Clarinet (and Piano) brings together Amsterdam composer Dante Boon and Swiss clarinetist Jürg Frey for three works at the porous boundary of composition and improvisation. In the long opening duo “O’Hare,” Boon’s gentle piano arpeggios glow beside Frey’s quietly expressive clarinet, combining spiraling lyricism with stately stillness across nearly twenty-five minutes. The piece unfolds in a gradual arc, eschewing conventional development for the slow revelation of timbre and intervallic resonance; each note blooms in real time, giving space for subtle dynamic shading.
The solo “3x” explores the clarinet’s full register across three staves - Frey moves between them with unfussy grace, shaping the work through melodic detail, well-placed breaths, and a gently searching tone. The duo “Wolken/veld” closes the album in a spirit of shared listening and open forms. Boon’s piano interventions are sparing but decisive, shadowing Frey’s fluid lines and letting intervals and pitch constellations emerge naturally from the interaction. Across all three works, Boon champions flexible structure: performers are encouraged to find their own pace and articulation, shaping the music to the moment without disrupting its underlying calm.

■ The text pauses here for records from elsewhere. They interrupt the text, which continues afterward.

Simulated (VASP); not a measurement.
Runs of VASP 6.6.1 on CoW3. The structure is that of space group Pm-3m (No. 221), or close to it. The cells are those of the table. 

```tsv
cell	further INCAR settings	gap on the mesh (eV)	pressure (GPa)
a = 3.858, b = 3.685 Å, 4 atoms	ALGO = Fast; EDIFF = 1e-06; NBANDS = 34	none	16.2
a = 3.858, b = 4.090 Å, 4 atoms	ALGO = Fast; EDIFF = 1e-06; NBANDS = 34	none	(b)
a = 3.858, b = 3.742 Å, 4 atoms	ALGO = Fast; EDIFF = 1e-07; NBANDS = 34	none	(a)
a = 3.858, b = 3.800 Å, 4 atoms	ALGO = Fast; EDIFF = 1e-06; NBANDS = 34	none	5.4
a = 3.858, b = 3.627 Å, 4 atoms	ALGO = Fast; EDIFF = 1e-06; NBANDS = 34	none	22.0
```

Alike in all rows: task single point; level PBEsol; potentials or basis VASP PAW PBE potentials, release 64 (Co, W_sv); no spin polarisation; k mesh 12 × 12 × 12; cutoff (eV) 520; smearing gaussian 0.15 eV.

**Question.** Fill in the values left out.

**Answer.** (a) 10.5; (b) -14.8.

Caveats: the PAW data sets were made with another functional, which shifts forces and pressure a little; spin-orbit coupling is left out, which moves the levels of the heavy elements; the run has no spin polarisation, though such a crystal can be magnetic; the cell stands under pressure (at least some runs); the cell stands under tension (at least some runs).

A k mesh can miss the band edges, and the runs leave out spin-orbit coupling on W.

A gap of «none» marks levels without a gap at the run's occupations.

Throughout the album, Frey’s understated approach magnifies the delicacy and spaciousness at the heart of Boon’s writing. The timbral sensitivity and freedom from prescribed gesture set the recording apart; the listener is invited to focus on presence, anticipation, and the suspension of narrative. Clarinet (and Piano) offers a luminous blend of rigor and expressive ease - music that ripples out from each note’s center, cultivating beauty through patience and finely tuned ensemble chemistry.